Now, after two decades of nurturing bees for honey and wax, and to pollinate her gardens, she now has a new worry: the New Jersey Department of Agriculture.
“They should be encouraging beekeeping, not making it harder,” said Katz, president of the New Jersey Beekeepers Association, and who has four hives on her two-acre property in Chester Township.
But harder it will be. With fees, waiver applications, setback requirements and other zoning gobbledygook — all the things that bureaucracy does to suck the honey out of a comb.
On Jan. 19, a new set of beekeeping regulations that, if adopted, the beekeeping community says would wreck their hobby worse than Colony Collapse Disorder. You can still comment on these new restrictions. Email address at the end of this article.
Backyard beekeeping, a learning tool for scouts and 4-H clubs, as well as inquisitive, environmentally-minded children and adults, will all but die under the new regulations, beekeepers say.
New hives on properties less than one-quarter acre will be prohibited. Since a typical neighborhood lot size of 50-by 150-feet is 7,500 square feet, or 1/10th of an acre, bye-bye to bees in Bayonne.
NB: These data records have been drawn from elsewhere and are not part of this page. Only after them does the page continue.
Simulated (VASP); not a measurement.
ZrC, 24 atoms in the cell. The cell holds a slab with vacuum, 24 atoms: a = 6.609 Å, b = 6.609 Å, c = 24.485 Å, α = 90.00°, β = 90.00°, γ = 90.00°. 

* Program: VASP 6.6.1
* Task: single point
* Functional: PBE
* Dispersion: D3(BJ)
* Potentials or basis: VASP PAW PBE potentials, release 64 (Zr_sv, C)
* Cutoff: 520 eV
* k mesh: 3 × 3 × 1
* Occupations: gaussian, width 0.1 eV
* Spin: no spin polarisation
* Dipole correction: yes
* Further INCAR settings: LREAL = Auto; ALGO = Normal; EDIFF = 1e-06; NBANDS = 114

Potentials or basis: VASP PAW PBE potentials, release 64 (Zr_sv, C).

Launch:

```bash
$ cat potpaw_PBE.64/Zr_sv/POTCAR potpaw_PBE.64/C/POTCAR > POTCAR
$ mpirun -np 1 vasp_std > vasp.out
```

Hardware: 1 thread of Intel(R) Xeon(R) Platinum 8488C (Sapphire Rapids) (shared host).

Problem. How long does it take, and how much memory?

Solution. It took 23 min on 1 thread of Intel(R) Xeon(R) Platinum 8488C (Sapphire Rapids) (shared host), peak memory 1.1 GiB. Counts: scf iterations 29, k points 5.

That might be understandable, though a typical urban or suburban home does have enough backyard space for a garden and flowering plants to keep the bees fed and pollinating and happy, without having to swarm into a neighbor’s yard.
But the new restrictions for the one-quarter acre to five-acres make no sense to anyone in beekeeping circles. And, beekeepers in surrounding states should be paying attention to this because it could come home to them, too.
Even in residential zones where agricultural use is permitted, the state is restricting beekeepers to two hives. For perspective, five acres is roughly the size of four 100-yard football fields. A typical beehive box is 18-inches by 18-inches, a mere square half-yard. So, bye-bye to bees in Basking Ridge.
“These density requirements are out of whack with national standards,” said Bob Kloss, who has 15 hives on two-acres in rural Three Bridges.
Kloss has been collecting data that shows even high population areas, such as Long Island, allow twice has many hives on parcels than does New Jersey. At least so far.
Worse still, the beekeepers say, are new requirements that would force beekeepers to build flyway barriers of six-feet or higher. “The flyway barrier must be made of a solid wall, fence, dense vegetation or some combination thereof.”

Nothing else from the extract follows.